Yet will I trust in Him
So many times I feel that I have found the pattern to what
makes the Lord 'tick' i.e. push this button and this will happen and push
that and that will happen. And while there are some definite patterns in
Scripture that the Lord gives us (obedience brings blessing and disobedience
brings disaster etc etc), there are also many times when something happens and
we are left standing helplessly, wondering what just hit us. Sometimes, if we
are honest, we are also left feeling betrayed by the very One who loves us. At
times like this, to save my sanity, I have often shelved those times for later
when hopefully the Lord will explain it to me and have carried on by faith,
hoping that these times won't happen too regularly. At the same time, I have
seldom talked about these 'betrayal' times because I don't want to stumble
anyone else's faith but often I lay in bed and ponder over them and wonder
why.
What do I mean by betrayal? Do I mean some of the unusual
deaths that have occurred in the family? No, I don't. What about some of the
sicknesses and disabling ailments that are affecting my family? No. I don't
like them but I don't struggle with the sovereignty of God over these. It's
actually different situations such as when I was around 18 years old and was
sleeping alone in our big house for the very first time in my life. We lived out
in the country and the neighbours were not 'next door' as city dwellers know
it. That night, I was quite nervous and cheered myself up with the thought that
if I committed everything to the Lord (myself, the animals and the property), He
would protect it all and then I went to sleep. Sometime later, I awoke to a
horrible screaming noise outside in the blackness (no street lights here) and I
was petrified. I lay with my head under the blankets and called out to the Lord
for help. Finally I went to my parent's room and called my boyfriend (now my
husband, Dennie) and he came down and found that a ferret had attacked one of
our rabbits and bitten a big hole in his neck. (I didn't know until then that
rabbits scream like humans when under attack.) After we attended to the rabbit
and everything calmed down, I had to ask Dennie to stay for the rest of the
night as I, reeling from the fact that the Lord didn't protect the rabbit as I'd
asked, didn't feel I could trust Him for safety for awhile.

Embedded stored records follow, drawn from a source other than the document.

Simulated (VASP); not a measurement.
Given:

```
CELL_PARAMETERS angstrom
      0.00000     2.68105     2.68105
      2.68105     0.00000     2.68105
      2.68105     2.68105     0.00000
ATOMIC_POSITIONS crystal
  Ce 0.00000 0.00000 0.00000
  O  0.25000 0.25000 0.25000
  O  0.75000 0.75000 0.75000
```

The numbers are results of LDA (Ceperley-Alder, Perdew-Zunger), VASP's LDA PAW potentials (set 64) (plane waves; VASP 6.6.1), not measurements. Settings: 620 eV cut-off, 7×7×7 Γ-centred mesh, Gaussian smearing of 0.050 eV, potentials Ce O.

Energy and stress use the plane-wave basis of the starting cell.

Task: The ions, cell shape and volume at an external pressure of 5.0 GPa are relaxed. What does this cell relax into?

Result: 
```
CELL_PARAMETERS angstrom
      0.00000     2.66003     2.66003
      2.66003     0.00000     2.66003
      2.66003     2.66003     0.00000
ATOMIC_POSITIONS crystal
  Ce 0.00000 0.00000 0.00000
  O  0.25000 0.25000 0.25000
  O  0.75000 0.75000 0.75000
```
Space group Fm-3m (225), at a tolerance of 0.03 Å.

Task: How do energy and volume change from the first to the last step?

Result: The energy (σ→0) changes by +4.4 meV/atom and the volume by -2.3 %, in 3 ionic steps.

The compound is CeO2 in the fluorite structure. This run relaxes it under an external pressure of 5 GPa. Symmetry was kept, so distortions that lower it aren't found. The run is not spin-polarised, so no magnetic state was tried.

This is not an easy subject to write about because I can
imagine hackles going up very quickly in defence of the total 'faithfulness of
the Lord'. Does this mean I don't believe in this faithfulness any longer?
No, it doesn't. What it does mean though is that I've changed how I define
'faithfulness'. In fact, if I was a gambling girl, I would place a bet that
Job also changed his definition of faithfulness after the Lord allowed the
destruction of all his property, the death of all his children, and boils to
multiply rapidly all over his body. This is why he could say, "Though He
slay me, yet will I trust in Him." With the benefit of hindsight and
the Bible, we are privileged to know the background scene of what took place in
Heaven and how the Lord actively pointed out to Satan that Job would be a good
person to demonstrate loyalty and real love for God. This sounds remarkably like
betrayal to me and yet I now believe, it only means betrayal when we view
this life from our human-ness. Job was the one who was bewildered and left
wondering as to what had gone wrong when he had faithfully followed all the
principles of God - he was seeing it as a human. God, on the other hand, was
working on a deeper part of the picture of life that Job knew nothing about. Job
never even realised what a great cosmic victory had been won through him! In
fact, he didn't find out about it until after he died.
It keeps coming back to me over and over again, how small our
picture of life really is. In a book that I'm reading at the moment (The
Sacred Romance -– Drawing Closer to the Heart of God by Brent Curtis and John
Eldredge) it says, "We would like to picture goodness as being
synonymous with safety." This, however, is not always how God works, as
is demonstrated by the story of Job. "When we think of God being good,
we perhaps picture someone like Al on the popular TV program, Home Improvement.
He is someone who carefully plans out each task ahead of time and made
allowances to ensure our safety as his workmate; someone who goes to bed early,
gets plenty of rest, and wears flannel shirts as a mark of his reliability.
Being in partnership with God, though, often feels much more
like being Mel Gibson's sidekick in the movie Lethal Weapon. In his
determination to deal with the bad guys, he leaps from seventh-story balconies
into swimming pools, surprised that we would have any hesitation in following
after him. Like Indiana Jones's love interests in the movies, we find
ourselves caught up in an adventure of heroic proportions with a God who both
seduces us with his boldness and energy and repels us with His willingness to
place us in mortal danger, suspended over a pit of snakes."
A man named Walter Bruggeman wrote "We live our lives
before the wild, dangerous, unfettered and free character of the living
God". As I read this I wondered why anyone would say such a thing about
God but then, as I read Psalm 18, I realised that it clearly demonstrates this
'wildness'. When God heard the cry of one of His children who was in
trouble, it says that the earth shook and trembled because of His wrath (this
doesn't sound like anyone who is fettered to me), smoke came out of His
nostrils and fire from His mouth (definitely dangerous), He came speeding down
to earth on an angel with wings of the wind, throwing hailstones and coals of
fire about (this doesn't exhibit the refined and restrained character that I
imagined Him to possess) but....I so love verse 19 where it says that "He
brought me forth also into a large place; He delivered me, because He
delighted in me." Amazing to think that this wildness was brought
out on my behalf -– He delighted in me! He delights in us!
What then is the point that I'm trying to get to? The point
is that when we start to get a clearer picture of the real heart of God -– how
He loves us, we also realise that regardless of what happens, we
can trust Him!
(Note -– do I care about the betrayal in the rabbit story
now? No. I'll just ask God about the bigger picture when I get home.)